The recent discovery that bad key-generation procedures may have caused thousands of RSA keys to share prime factors has led me to wonder: how would one go about finding these common factors? If one assumes there are \( n \) \( b \)-bit keys, and that computing the product or gcd of two \( b \)-bit numbers takes time within low-order factors of \( O(b), \) then testing all pairs of keys individually takes time \( O(n^2b), \) but that seems like a lot if \( n \) is big (and in this test it was big, around 6 million). Instead, multiplying groups of keys together and then taking the gcds of the product should allow you to test many pairs at once. What is the optimal strategy?
At first I thought that this would be like some sort of group testing problem, in which one wants to choose the groups of keys to multiply together carefully in order to ensure that any common factor is isolated into a single test. Because if you multiply some keys together into groups, take their gcd, and it has more than one prime factor, you haven't found the faulty keys or their factors, right?
Wrong. The problem is actually much simpler than group testing, because if you find a nontrivial gcd \( G, \) it doesn't matter that it's a product of several shared primes: you can still go back and test it against the keys you started with to see which ones of them have a factor in common with G.
In more detail: perform \( log_2 n \) tests; in test \( i, \) multiply together on one side the keys whose index has a zero in the \( i \)th bit, and multiply together on the other side the keys whose index has a one in that bit. Take the gcd of the two sides. If there are \( k \) keys with shared primes, this will be a number \( G_i \) with \( O(kb) \) bits. Every prime factor of \( G_i \) is shared by at least two keys, and every shared prime factor will show up in at least one of these numbers \( G_i. \)

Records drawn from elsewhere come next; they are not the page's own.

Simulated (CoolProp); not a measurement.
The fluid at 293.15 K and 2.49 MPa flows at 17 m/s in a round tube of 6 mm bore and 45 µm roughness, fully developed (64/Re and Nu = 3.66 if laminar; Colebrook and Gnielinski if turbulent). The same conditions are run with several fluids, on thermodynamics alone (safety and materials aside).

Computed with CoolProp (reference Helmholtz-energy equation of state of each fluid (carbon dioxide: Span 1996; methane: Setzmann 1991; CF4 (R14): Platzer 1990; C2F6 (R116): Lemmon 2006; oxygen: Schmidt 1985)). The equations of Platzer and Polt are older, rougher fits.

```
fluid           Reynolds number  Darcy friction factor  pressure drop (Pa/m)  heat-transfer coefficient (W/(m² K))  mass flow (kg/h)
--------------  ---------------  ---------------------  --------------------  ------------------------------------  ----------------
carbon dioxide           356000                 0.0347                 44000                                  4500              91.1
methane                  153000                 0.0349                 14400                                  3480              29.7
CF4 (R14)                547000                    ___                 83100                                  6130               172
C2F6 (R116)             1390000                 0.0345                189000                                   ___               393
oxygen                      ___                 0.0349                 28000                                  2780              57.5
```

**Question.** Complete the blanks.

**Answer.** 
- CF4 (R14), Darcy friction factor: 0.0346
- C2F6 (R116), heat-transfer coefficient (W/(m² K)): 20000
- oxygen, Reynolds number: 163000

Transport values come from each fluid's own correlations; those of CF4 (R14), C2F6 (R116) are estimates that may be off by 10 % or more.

Now place the keys at the leaves of a balanced binary tree, compute products of descendants at all intermediate nodes of the tree, and trace from the root of the tree downwards finding all the nodes that have a nontrivial gcd with \( G_i. \) At each step downwards through the tree, replace \( G_i \) with its gcd with the product stored at the tree node, and use that replacement value in place of \( G_i \) at the two child nodes, in order to ensure that the computation at each node is only proportional to the number of bits in the product stored at that node. Ignoring low order factors like \( \log n, \) the total time is \( O(nb), \) because that's how long it takes to compute \( G_i, \) and that's how much time it takes per level of the binary tree to compute the gcd's of \( G_i \) with the products stored within the tree.
So, it's a bit more complicated than the naive all-pairs test, but it saves a factor of \( n. \) Of course, in practice you'd have to be using fast integer multiplication algorithms (e.g. based on FFT) to make this worthwhile. And even then the fact that the naive test uses very little memory and the faster algorithm uses a lot (and therefore has to go outside the cache) might kill you...